Writing

Training RL Agents to Dispatch the GB Power Grid

Four MLP agents, a CNN with 72 weather channels, and five reward functions. They all learned demand matching. None learned network constraints. The action space was the bottleneck.

This is the RL chapter of the grid dispatch project. The grid environment, a validated DC power flow model built from public NESO data, is the prerequisite. With that in place, the question became: can an RL agent learn dispatch from experience?

The current approach in industry relies on LP solvers with explicit cost models and full network topology. An RL agent that could learn a reasonable dispatch policy from experience alone would be useful where cost data is uncertain, the network is changing, or the optimisation needs to run faster than an LP solve.
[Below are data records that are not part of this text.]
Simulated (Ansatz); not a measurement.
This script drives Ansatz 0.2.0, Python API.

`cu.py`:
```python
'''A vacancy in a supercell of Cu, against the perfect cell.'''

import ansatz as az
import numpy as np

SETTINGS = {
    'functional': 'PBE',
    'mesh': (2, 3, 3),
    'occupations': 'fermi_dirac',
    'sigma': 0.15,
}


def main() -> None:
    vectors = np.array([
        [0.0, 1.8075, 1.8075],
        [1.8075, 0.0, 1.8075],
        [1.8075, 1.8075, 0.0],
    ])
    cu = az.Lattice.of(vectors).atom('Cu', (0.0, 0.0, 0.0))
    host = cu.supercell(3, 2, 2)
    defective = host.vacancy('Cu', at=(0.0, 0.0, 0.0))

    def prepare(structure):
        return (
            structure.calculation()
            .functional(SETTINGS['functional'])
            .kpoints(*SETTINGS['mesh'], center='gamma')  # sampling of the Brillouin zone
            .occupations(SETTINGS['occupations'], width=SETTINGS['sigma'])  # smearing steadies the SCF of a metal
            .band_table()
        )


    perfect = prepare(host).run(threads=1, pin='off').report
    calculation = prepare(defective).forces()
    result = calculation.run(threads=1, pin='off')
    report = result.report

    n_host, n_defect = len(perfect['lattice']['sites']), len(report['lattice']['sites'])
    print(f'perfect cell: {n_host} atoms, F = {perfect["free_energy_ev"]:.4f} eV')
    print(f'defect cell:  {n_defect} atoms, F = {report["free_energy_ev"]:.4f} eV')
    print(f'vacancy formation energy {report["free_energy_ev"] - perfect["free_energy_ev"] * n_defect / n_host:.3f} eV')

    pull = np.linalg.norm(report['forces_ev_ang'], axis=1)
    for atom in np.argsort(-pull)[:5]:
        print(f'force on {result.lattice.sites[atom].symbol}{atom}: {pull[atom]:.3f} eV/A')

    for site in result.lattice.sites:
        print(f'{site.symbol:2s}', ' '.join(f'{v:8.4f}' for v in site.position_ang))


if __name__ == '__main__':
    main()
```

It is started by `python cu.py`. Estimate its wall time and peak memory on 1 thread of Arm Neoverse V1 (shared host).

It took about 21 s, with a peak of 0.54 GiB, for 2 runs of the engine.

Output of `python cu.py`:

This post covers two rounds of experiments. The first trained four PPO agents with different reward functions on scalar observations. The second added a CNN for spatial weather patterns and multi-hour forecasts. Both used the same three-action dispatch space. That turned out to be the problem.

The environment

The agent controls three continuous values each hour:

  • gas_frac (0 to 1): fraction of residual demand filled with gas
  • import_frac (0 to 1): fraction filled with imports
  • storage_frac (-1 to 1): battery charge or discharge

Residual demand is what’s left after wind, solar, nuclear, biomass, and hydro have generated. The agent’s job is to fill the gap without overspending, oversupplying, or violating ramp constraints.

Gas ramp rate is capped at 5 GW/hr. This matters. At 10 GW/hr (my initial setting) the constraint was never binding and all four agents converged to identical strategies. At 5 GW/hr, the agent has to plan ahead, and different reward functions produce genuinely different behaviour.

Training data is 9 years of hourly generation, demand, and weather from NESO and ERA5 (2015-2024). Each agent trained for 5M timesteps on the University of Reading’s RACC HPC cluster.

Round 1: MLP agents

Four agents share the same architecture (two 256-unit hidden layers, PPO) and differ only in reward function:

Cost-only optimises total dispatch cost, with heavy penalties for unmet demand and mild penalties for curtailment.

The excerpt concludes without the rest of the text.